Sensitivity is a measure of the magnitude of input signal need for the amplifier to produce full output, at maximum volume. This tells us what signal sources the amplifier can handle, and produce full output if required. But it also tells us where the volume control is likely to be set is use and how quickly volume rises when it is turned up. This affects a user’s perception of power.

All Compact Disc players produce 2V output maximum, because that’s the standard set for it. Successors such as DVD and Blu-ray also produce 2V. Amplifiers purposed for these sources typically have an input sensitivity of 400mV on all line inputs, such as Tuner, CD, Aux, Tape (this does not include a Phono input if fitted). It’s just enough to cope with tuners and such like having 500mV output, but not so high as to limit the useful travel and therefore resolution of the volume control. However, sensitivity is rising to cope with legacy sources such as old tuners and cassette decks, that deliver 100mV-300mV, and especially external phono stages that may barely produce 100mV out. Naim amplifiers use a buffer input stage before the volume control and have an input sensitivity as high as 90mV.

With very high input sensitivity an amplifier will jump up to full volume very quickly as volume is turned up, giving a perception of being powerful, irrespective of true power output. For this reason, as well as broadening compatibility with sources, sensitivity is increasing in modern amplifiers. Having surplus gain in an amplifier increases complexity though, as well as limiting volume control resolution and in theory at least isn’t a good idea if only silver disc players are used. Adjustable input sensitivity (gain trim) is provided on some amplifiers (e.g. Arcam) so volume doesn’t have to be readjusted when switching from high output to low output sources.

An amplifier with high input sensitivity will also deliver a worse noise figure under measurement, because output noise is in most amplifiers determined by noise from the first stage, multiplied up by subsequent gain. When gain is turned down however, this noise falls accordingly and it isn’t in practice audible.

A broadly useful input sensitivity is 200mV. It will cope with most sources. A lower value of 400mV suits silver disc players and modern tuners that typically give 1V output. It is too low for many external phono stages however. An input sensitivity of 90mV such as that of Naim amplifiers is very high, meaning volume will have to be kept low from CD.

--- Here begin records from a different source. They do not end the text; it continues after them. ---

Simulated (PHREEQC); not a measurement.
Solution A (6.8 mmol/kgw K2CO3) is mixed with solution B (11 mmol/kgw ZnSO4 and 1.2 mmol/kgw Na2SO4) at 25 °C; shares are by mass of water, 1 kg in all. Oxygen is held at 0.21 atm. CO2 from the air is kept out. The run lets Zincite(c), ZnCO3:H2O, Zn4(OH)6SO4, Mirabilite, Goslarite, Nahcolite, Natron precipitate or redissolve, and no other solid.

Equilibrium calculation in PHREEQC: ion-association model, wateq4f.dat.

It’s possible to reduce input sensitivity using Rothwell in-line attenuators. There is no way to simply increase sensitivity though, if a source is too quiet.


Phono input sensitivity is much higher than line sensitivity, typically 3mV (at 1kHz) for Moving Magnet cartridges and ten times more (0.3mV) for Moving Coil cartridges. A volume control does not precede this input and it overloads at low levels, so no other sources should be plugged in here. Also, it is equalised by an RIAA network  (bass boost / treble cut) so cannot be used with very low output sources either.



A 1kHz sine wave is fed to a line input. The input level, in millivolts (mV), needed to deliver maximum output at full volume is measured and is the input sensitivity.

The same procedure is used with phono stages, only though a screened input network with a direct connection across the input terminals to read p.d., important with low input impedance phono stages that can load the signal generator.